Slip and fall accidents occur with regularity on cruise ships. One defense that all the major cruise lines assert in such claims is that they did not have the requisite notice that the deck was wet and slippery.
The Notice Defense
In slip and fall cases, the mere fact that an accident occurred or that the deck was slick dose not automatically make the cruise line liable for a passenger’s injuries. Where a deck becomes wet due to weather or spills caused by non-crewmembers, maritime law requires the injured plaintiff to prove that the cruise line either had notice of the risk-creating condition. Notice comes in two varieties, “actual” and “constructive” “Actual notice” is when the defendant knows of the risk-creating condition. “Constructive notice” is when it could be shown that the dangerous condition has existed for such a period of time that a reasonable shipowner would have known the condition was present. A recent case from the Southern District of Florida exemplifies how an injured passenger can prove a cruise line was on notice of a slippery deck.
Facts of the Case
In this case, a passenger and her husband took a vacation aboard the Oceania Cruise line’s Ocean Riviera cruise ship. It had rained that morning and the couple walked underneath a covered section of the perimeter of the ship’s outside pool deck. They re-entered the interior of the ship through an outward opening door. The cruise line placed a “CAUTION Wet Floor” sign approximately three feet from the door. Just past the door’s threshold, a floor mat was placed on the granite deck surface which spanned the width of the corridor. As the wife stepped off the mat onto the granite, her right foot slipped forward causing her to fall. The fall resulted in personal injuries. The passenger filed a negligence claim against Oceania alleging, among other things, that the floor was unreasonably slippery and that the cruise line was on notice of the hazardous condition yet did nothing to make the area reasonably safe.

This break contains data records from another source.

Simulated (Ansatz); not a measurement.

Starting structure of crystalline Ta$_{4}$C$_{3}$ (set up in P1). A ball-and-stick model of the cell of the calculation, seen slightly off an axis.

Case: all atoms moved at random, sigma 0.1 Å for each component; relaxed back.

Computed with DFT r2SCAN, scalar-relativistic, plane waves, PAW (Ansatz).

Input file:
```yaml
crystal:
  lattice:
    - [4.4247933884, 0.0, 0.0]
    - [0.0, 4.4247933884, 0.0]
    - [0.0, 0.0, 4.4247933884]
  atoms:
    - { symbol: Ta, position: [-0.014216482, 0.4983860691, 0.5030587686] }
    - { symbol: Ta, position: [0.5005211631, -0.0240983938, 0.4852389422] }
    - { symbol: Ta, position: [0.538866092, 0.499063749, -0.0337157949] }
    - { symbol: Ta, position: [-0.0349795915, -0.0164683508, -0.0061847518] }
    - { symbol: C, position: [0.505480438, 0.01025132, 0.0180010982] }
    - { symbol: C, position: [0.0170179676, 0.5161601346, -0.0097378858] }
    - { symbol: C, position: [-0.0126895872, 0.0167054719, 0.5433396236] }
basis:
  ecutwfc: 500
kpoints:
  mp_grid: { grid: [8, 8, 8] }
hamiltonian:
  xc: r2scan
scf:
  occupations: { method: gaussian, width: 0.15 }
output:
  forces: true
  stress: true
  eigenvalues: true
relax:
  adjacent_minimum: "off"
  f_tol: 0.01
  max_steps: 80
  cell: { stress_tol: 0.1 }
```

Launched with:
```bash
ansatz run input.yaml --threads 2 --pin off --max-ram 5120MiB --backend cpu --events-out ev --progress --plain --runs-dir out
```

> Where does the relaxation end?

The Cruise Line’s Motion for Summary Judgment
Oceania filed a motion asking the court to grant summary judgment in its favor on the notice defense. The cruise line argued that it is entitled to a ruling of no liability as the injured passenger has no evidence to support the allegation that the company had either actual or constructive notice of the unreasonably slippery condition. The injured passenger argued that the mere placement of the “CAUTION Wet Floor” sign near the door is evidence alone that the cruise line had actual notice of the wet and slippery condition. The court agreed with the passenger’s argument and found that the placement of the warning sign is sufficient evidence for a jury to later determine whether the cruise line was on notice that the floor was unreasonably slippery.
Import of the Case
Our law firm has litigated several cruise ship slip and fall cases over the years. This case demonstrates that the success or failure of such a claim depends upon the facts and circumstances surrounding the accident. When gathering evidence to prove a negligence claim, it is imperative that due attention is given to how the plaintiff will prove the cruise line had notice of the hazardous condition. Failure to gather this evidence will likely result in the court finding no liability on the cruise line’s part.